Article

may2002.tar

Solaris^TM Administration Best Practices

Peter Baer Galvin

Over the past few months in Sys Admin, both online and in print, a discourse has been taking place about the best practices of Solaris administrators. This month in the Solaris Corner, I take the best of the old, add the best of the new, and create a consensus "best practices" document. In this document, you'll see some repeats from past columns, but it seemed logical to put forth a complete version of the document this once. I hope this will be useful to both experienced and novice administrators, and that it will continue to evolve and grow as more administrators contribute their wisdom.

"Consensus" and "systems administration" are words that are rarely used near each other. Systems administration is a journeyman's trade, with knowledge earned through experience and hard work. Every sys admin performs his or her work with slight and not-so-slight variation from colleagues. Some of that variation is caused by personal choice, some by superstition, and some by a differing knowledge set. The more this hard-won knowledge is spread, the more systems will be run alike, and the more stable, usable, and manageable they will be, thus the need for a Best Practices document. Note that most of the information here applies to other operating systems, and sometimes to the real world as well.

Solaris Administration Best Practices, Version 1.0

This document is the result of input from many of the top administrators in the Solaris community. Please help your fellow sys admins (as they have helped you here) by contributing your best practices to this document. Email them to me at: [email protected].

Keep an Eye Peeled and a Wall at Your Back

The best way to prepare to debug problems is to know how your systems run when there are no problems. Then, when a problem occurs, it can easily be discerned. For example, if you aren't familiar with the normal values of system statistics (CPU load, number of interrupts, memory scan rates, and so on), determining that one value is unusual will be impossible. Devise trip wires and reports to help detect when something unusual is happening. swatch and netsaint are good programs for this purpose.
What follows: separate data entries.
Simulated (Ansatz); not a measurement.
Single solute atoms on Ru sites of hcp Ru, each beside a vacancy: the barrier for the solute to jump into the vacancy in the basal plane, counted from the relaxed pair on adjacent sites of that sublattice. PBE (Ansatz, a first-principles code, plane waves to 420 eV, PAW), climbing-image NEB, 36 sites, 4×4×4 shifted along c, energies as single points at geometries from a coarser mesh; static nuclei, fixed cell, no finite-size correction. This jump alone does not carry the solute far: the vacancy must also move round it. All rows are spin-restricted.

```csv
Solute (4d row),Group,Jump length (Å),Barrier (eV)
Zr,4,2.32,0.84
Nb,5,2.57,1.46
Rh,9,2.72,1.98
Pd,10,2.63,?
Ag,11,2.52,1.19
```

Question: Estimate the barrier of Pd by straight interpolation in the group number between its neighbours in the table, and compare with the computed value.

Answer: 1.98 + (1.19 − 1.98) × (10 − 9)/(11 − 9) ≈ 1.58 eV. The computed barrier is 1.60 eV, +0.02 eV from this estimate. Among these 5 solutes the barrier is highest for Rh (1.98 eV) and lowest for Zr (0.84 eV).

Also, pay attention to error messages and clean up the errors behind them. You ignore them at your peril -- the problem will snowball and devour you at the worst possible time, or they'll mount until they hide a really important problem that you miss in all the noise.

Communicate with Users

Veteran sys admins realize that they are there to make users' lives easier. Those who are going to enjoy long sys admin careers take this to heart, and make decisions and recommendations based on usability, stability, and security. The antithesis of this rule is the joke I used to tell as a university sys admin: "This university job would be great if it wasn't for the dang students messing up my systems". Good sys admins realize that this is a joke, not gospel!

Also remember the example set by the World Champion New England Patriots -- teamwork can overcome strong foes. Talk with your fellow admins, bounce ideas around, share experiences, and learn from each other. It will make you, them, and your systems better.

Help Users Fix It Themselves

Helping users help themselves means that you can spend your time on the hard and interesting problems (not to mention fewer calls on your off-hours, and happier users). For example, if you have reports that tell you about quota abuse (overly large mail folders and the like), enable the users to solve the problem, rather than repeatedly complaining to them about their abuse. The counter to this rule is that a little knowledge can be dangerous. Users may think they understand the problem when they don't, or might think they are solving the problem when they are making it worse.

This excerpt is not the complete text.